Benchmark Nifty 50 index may be staring at negative one-year returns from hereon, struggling with overvaluation and margin challenges, said Ambit Capital. In a conversation with Moneycontrol, Nitin Bhasin, Head of Institutional Equities, and Ashwin Mehta, Head of Equity Research, explained why metal and EMS companies are currently good picks and why they are bearish on IT companies.
Here are the edited excerpts:
What is your market outlook?
The Indian markets have seen continuous capital inflows from domestic investors. This buying from DIIs and retail investors has ensured that the market has not been significantly affected by FII selling.Nifty may deliver negative returns one year from now, as it is currently trading slightly in the overvalued zone. The trajectory of Nifty's EPS estimates is not expected to be the same as FY21-24, especially as the “margin expansion” lever recedes.
What sector are you bullish on and which are the ones you are bearish on?
We favour banks, particularly private banks, due to reasonable valuations, and strong credit growth despite the pressures of NIM and slower deposit growth risks. Metals appear promising due to the demand scenario. Additionally, the sector has undergone significant capital expenditure. While it heavily relies on China, domestic demand remains robust.
EMS is another sector that we favour, but valuations are expensive. EMS companies have an opportunity to achieve global scale, given the government's push towards import substitution and PLI incentives for exports. Amber Enterprises is our top pick in this sector, where we have a buy call. It has been diversifying away from RAC to other RAC/non-RAC components, thus expanding its target market. However, we are bearish on Dixon Technologies, as valuations are reflecting extreme optimism.
In IT, we have been cautious for quite some time. The valuations are expensive, and we don’t have a clear path on the demand recovery. We remain 'sell' on this space until we get more clarity regarding spending recovery.
Ashwin Mehta, Head of Equity Research, Ambit Capital
What is your outlook on small and midcap stocks?
We prefer large caps over small and mid-caps. The valuation remains expensive, and the growth differential between small and mid-caps and large caps is narrowing. Though small and mid-caps have recovered from the battering in March, the rally has become narrower.

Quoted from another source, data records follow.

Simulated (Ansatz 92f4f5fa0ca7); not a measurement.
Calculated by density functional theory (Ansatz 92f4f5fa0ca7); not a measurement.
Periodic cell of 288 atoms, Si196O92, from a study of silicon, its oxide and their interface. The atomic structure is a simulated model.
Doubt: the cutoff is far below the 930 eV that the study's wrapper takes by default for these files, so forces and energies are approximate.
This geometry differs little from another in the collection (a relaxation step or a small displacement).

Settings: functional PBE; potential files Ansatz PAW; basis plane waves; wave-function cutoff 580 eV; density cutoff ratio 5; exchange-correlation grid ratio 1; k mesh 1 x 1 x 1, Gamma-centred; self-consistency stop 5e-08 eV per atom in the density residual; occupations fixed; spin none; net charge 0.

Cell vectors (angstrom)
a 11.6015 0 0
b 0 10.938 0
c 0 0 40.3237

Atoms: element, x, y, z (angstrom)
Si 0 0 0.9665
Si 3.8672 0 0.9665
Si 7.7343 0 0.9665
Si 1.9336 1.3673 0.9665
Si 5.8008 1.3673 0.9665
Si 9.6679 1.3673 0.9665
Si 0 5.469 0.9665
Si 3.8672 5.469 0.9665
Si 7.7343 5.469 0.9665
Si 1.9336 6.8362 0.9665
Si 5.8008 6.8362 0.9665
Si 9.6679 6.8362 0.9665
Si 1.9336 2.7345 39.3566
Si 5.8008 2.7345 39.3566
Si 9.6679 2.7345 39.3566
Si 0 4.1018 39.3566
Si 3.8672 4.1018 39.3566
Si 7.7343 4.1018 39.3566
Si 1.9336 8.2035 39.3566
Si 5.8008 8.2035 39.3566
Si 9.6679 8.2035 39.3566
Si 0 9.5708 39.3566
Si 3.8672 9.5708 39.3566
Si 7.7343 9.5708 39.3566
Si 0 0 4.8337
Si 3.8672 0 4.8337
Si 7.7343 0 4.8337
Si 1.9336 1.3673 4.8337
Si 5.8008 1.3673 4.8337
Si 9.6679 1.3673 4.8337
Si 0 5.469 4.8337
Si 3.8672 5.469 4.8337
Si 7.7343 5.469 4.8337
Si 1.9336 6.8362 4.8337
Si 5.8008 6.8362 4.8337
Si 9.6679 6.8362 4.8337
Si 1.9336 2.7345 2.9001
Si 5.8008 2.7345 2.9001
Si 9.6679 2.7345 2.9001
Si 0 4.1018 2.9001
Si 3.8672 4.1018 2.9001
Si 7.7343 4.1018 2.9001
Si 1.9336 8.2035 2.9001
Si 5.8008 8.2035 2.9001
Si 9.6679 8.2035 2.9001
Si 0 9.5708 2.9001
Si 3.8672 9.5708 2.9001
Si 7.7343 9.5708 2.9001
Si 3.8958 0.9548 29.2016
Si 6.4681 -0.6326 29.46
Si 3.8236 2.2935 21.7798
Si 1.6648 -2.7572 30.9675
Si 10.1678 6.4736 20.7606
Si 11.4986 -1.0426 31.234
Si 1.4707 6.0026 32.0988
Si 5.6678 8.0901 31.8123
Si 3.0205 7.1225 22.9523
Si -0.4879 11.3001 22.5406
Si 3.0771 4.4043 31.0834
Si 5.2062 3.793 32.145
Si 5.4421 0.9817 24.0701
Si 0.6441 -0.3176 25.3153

Since February, only 39 percent of small-cap stocks have recovered between February and April peaks of the small cap index. Median stock returns in the year 2024 up to February 8 were 4.3 percent and 2.3 percent, for small & mid-cap indices respectively, but dropped to 2.5 percent and 1.1 percent till the April peak of the small cap index. The divergence between median returns and index returns currently stands at 5.9 percent and 7.4 percent for small & mid-caps respectively in CY24. In CY24, we believe Nifty heavyweight banks are better placed to outperform smaller companies, with FY25 earnings in their favour.
What is your view on the premiumisation trend in India?
The Indian economy's growth has been unequal, with the top one percent getting richer. The rise in income inequality is a problem for sustained economic growth. The trend of premiumisation may slow down as Indian consumers find it difficult to transition to premium products.
Data suggests that premium consumer companies have found India to be a challenging market. Despite being launched in CY16, Netflix has only acquired 6.5 million subscribers in India over the last 7 years. CEOs of Netflix, Spotify, and Uber have been vocal about the challenges they face in the Indian market compared to other global markets. These company leaders have pointed out how Indian customers are sensitive to pricing.